ICAC Public Corruption Inquiries

The Independent Commission Against Corruption (ICAC) provides procedural guidelines relating to the conduct of public inquiries.

The guidelines are issued in accordance with the provisions of s 31B of the Independent Commission Against Corruption Act 1988 (“the ICAC Act”) and are directed to members of the Commission’s staff and counsel appointed under s 106 of the ICAC Act to assist the Commission (“Counsel Assisting”).

The guidelines provide guidance on the following aspects of the conduct of public inquiries:

(a) the investigation of evidence that might exculpate affected persons,

(b) the disclosure of exculpatory and other relevant evidence to affected persons,

(c) the opportunity to cross-examine witnesses as to their credibility,

(d) providing affected persons and other witnesses with access to relevant documents and a reasonable time to prepare before giving evidence,

(e) any other matter the Commission considers necessary to ensure procedural fairness.


Who is an “affected person” and what “is exculpatory evidence”?

Affected person means a person against whom substantial allegations have been made in the course of or in connection with the public inquiry concerned.

The ICAC Act does not define “exculpatory evidence”.

For the purpose of the Guidelines, “exculpatory evidence” means credible, relevant and significant evidence that tends to establish that a person has not engaged in the corrupt conduct that is the subject of the Commission’s investigation.
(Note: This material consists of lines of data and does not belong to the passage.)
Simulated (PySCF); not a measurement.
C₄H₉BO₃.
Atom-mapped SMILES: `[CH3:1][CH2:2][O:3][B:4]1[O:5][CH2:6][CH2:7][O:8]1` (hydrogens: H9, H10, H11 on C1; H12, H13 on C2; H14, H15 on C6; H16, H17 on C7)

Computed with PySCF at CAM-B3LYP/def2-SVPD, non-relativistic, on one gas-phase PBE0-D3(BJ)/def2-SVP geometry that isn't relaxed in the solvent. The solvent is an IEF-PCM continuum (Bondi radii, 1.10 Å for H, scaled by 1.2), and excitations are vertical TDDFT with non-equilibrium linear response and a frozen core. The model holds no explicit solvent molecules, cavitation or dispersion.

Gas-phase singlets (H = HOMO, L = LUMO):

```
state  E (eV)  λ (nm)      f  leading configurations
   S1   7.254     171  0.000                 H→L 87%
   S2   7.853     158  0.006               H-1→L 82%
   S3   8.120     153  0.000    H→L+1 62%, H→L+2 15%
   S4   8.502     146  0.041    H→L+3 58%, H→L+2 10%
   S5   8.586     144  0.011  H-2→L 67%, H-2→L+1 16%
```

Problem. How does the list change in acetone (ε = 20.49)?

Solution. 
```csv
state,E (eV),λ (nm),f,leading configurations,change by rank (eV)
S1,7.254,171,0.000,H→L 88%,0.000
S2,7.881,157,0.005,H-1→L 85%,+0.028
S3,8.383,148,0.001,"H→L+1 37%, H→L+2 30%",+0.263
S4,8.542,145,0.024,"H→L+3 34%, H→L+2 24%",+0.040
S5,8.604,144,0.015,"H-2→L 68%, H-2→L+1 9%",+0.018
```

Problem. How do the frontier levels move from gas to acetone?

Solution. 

The Guidelines provide for the exculpatory evidence uncovered during an investigation to be identified and investigated where necessary.

Further, the exculpatory evidence must be logged in the ICAC document management system and included in Counsel Assisting’s brief.

Additional requirements are imposed by Guidelines requiring the senior case lawyer bringing to the attention of Counsel Assisting any exculpatory evidence that comes to his or her attention during the public inquiry, the existence of which is unknown to Counsel Assisting.

In either case, Counsel Assisting will bring such evidence to the attention of the presiding Commissioner, who may direct that further investigation be undertaken.

During an inquiry an affected person is also entitled to put before the ICAC exculpatory evidence.

Where the Commission’s investigation includes a public inquiry, it will make available to an affected person exculpatory evidence in its possession. The timing of the disclosure of any such evidence, and the form in which disclosure will be made, are matters for the presiding Commissioner.


Is inculpatory evidence disclosed to affected persons prior to a public inquiry?

Where the ICAC is aware of inculpatory evidence against an affected person, which the Commission intends to rely upon, the substance of that evidence needs to be disclosed to the affected person.

ICAC has a duty to disclose this information prior to a public inquiry, in order to ensure procedural fairness and that the affected person is given a reasonable opportunity to consider and respond to that material.

The timing of the disclosure of any such evidence, and the form in which disclosure will be made, are matters for the presiding Commissioner.


Is evidence disclosed to witnesses prior to a public inquiry?

The Commission is not required to provide a witness with access to any evidence before the witness is examined.

Where to do so would not prejudice the investigation, the Commission may provide a witness with access to relevant documents before the public inquiry or before the witness is examined.

A decision as to whether relevant documents will be disclosed to a witness before the witness is required to give evidence in a public inquiry, the extent of the disclosure, and the method of disclosure will be determined by the presiding Commissioner.